And, Noho is reflective of how our expectations as consumers have changed around supply-chain, carbon and the impact of the things we buy. It comes across as effortless, but the Noho brand was set up with a strongly environmental bent, exploring new and low-carbon material – including post-consumer plastic, recycled nylon fishing nets and a plastic derived from castor-bean oil. Then, they design pieces to use as few resources as possible. 

They’ve focussed on flat-pack or stacking furniture with an express desire to increase the efficiency of shipping – because it’s a smart way to do things but also, you suspect, because it’s a fun design challenge to see how you can make it all fit together. “We’re on the other side of the world from our major market,” says Wilkinson. “We want to keep making product in this part of the world, but we don’t want to burn a whole pile of carbon by shipping empty containers.” 
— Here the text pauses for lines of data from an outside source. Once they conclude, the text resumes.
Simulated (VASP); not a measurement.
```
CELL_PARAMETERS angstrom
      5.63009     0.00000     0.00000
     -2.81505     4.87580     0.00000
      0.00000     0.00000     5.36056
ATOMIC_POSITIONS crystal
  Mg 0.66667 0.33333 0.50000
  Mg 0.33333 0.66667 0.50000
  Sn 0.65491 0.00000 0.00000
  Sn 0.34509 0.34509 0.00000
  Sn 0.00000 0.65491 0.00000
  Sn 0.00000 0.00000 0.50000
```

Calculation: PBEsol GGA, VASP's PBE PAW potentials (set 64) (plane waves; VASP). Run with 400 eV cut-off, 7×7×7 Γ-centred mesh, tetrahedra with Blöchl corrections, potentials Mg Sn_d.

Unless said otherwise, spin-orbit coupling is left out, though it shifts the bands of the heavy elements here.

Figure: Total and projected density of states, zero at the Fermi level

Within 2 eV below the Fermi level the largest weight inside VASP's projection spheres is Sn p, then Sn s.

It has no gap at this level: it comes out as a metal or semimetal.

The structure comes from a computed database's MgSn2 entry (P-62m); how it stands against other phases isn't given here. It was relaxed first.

From here? The brand has new products in development – smaller pieces for the home – and they’re toying with fleshing out the existing collection into other versions – though that’s all under wraps for now. All will carry the signature sense of fun and optimism. “We’ve always been keen on making lives richer,” says Wilkinson. “It’s about making products people love to own, made of materials that create the environment they want but also not hurting the planet.” Adds Parker, “And not being too serious about ourselves, but serious about our products.”